What's Wrong With Short-Fiction Reviews?About two weeks after we started working on Rocket Stack Rank, Neil Clarke, editor of Clarkesworld Magazine, wrote an editorial titled The Sad Truth About Short Fiction Reviews, in which he said that his magazine doesn't offer short-fiction reviews because "they don't have much value." That was a little discouraging, but he also said something encouraging:
Could it be that most people are looking for “read this,” rather than “here’s a bunch of stories I read?”After reading over 200 short stories and reading up to six online reviews for each one, we think most online reviews are really written to be read after you have read the story. Their target customer seems to be the magazine subscriber who routinely reads the whole magazine and then turns to a reviewer to get other opinions on what he/she just read.
As a result, they give too much away in their reviews; they risk spoiling interesting bits of the story if you haven't read it yet. Secondly, some reviewers make it hard to tell whether they recommend a given story or not. In fact, some reviewers simply like all stories; they only say good things about all (or almost all) of the stories they review. Third, their recommendations aren't collected into a single place; there's no list of "this is what we're recommending for 2015," so a reader has to page through dozens of blog posts per reviewer.
If you are a casual SF/F fan looking for suggestions for stories to read, Neil Clarke is right: it's hard to get much use out of existing short-fiction reviews. People need a recommendation system, not just a set of reviews.
What Should a Short-Fiction Recommendation System Do?To help the person trying to find good stories to read, we think a recommendation system should do the following:
- Point the person to a few stories recommended by one or more reviewers, offering a general idea of the topic of each story without giving anything away that spoils the story.
- Tell them how to get hold of a copy of the story.
- Offer a review of the story meant to be read after the reader has finished it. Not a page-long literary critique, but something that invites further discussion.
- Provide a place for discussion of the story.
This is independent of what sort of criteria determine the story ratings.
In this view, many SF/F reviewers are providing step 3 and nothing more. We designed RSR to do all four, but step 3 is our weakest link, since we're professional software guys (and long-time fans) but we're not professional reviewers. (A future post will discuss how our ratings compare with the professionals.)
How Do We Get Reviews into a Recommendation System?We've identified the online reviewers who do actually make recommendations. For each story that we review (no matter what rating we gave it) we check to see who (if anyone) recommended the story, and we provide links to their recommendations. We put them in red to make them easier to find. (Look at the Year-To-Date list to see what we're talking about.)
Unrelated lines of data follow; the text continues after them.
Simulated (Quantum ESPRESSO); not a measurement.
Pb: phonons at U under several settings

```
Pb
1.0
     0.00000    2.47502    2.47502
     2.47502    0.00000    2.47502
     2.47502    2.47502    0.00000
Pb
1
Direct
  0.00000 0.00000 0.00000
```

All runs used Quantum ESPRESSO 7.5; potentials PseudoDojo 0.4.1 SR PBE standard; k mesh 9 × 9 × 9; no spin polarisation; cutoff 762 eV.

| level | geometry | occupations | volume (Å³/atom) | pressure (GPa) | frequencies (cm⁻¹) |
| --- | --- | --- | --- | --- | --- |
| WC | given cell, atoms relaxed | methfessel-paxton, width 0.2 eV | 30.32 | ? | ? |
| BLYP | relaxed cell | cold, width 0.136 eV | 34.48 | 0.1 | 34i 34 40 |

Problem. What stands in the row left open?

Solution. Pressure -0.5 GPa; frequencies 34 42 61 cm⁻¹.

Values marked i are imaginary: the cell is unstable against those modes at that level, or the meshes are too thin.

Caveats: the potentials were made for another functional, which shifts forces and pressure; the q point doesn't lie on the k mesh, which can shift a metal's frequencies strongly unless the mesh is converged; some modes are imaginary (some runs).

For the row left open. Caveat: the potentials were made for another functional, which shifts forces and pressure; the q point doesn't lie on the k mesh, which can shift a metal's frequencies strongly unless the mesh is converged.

This means that you can glance down the list of stories and choose based on your favorite reviewer(s). Or you can mix and match. For example, you might decide that you want to read all the stories that Lois Tilton recommended, but only if RSR gave them at least three stars. With a little experimentation, you should be able to figure out which reviewers best match your own tastes.
Mr. Clarke has a point, but nevertheless there is a lot of value in the short-fiction reviews that are already on the web. A good recommendation system should let readers unlock that value.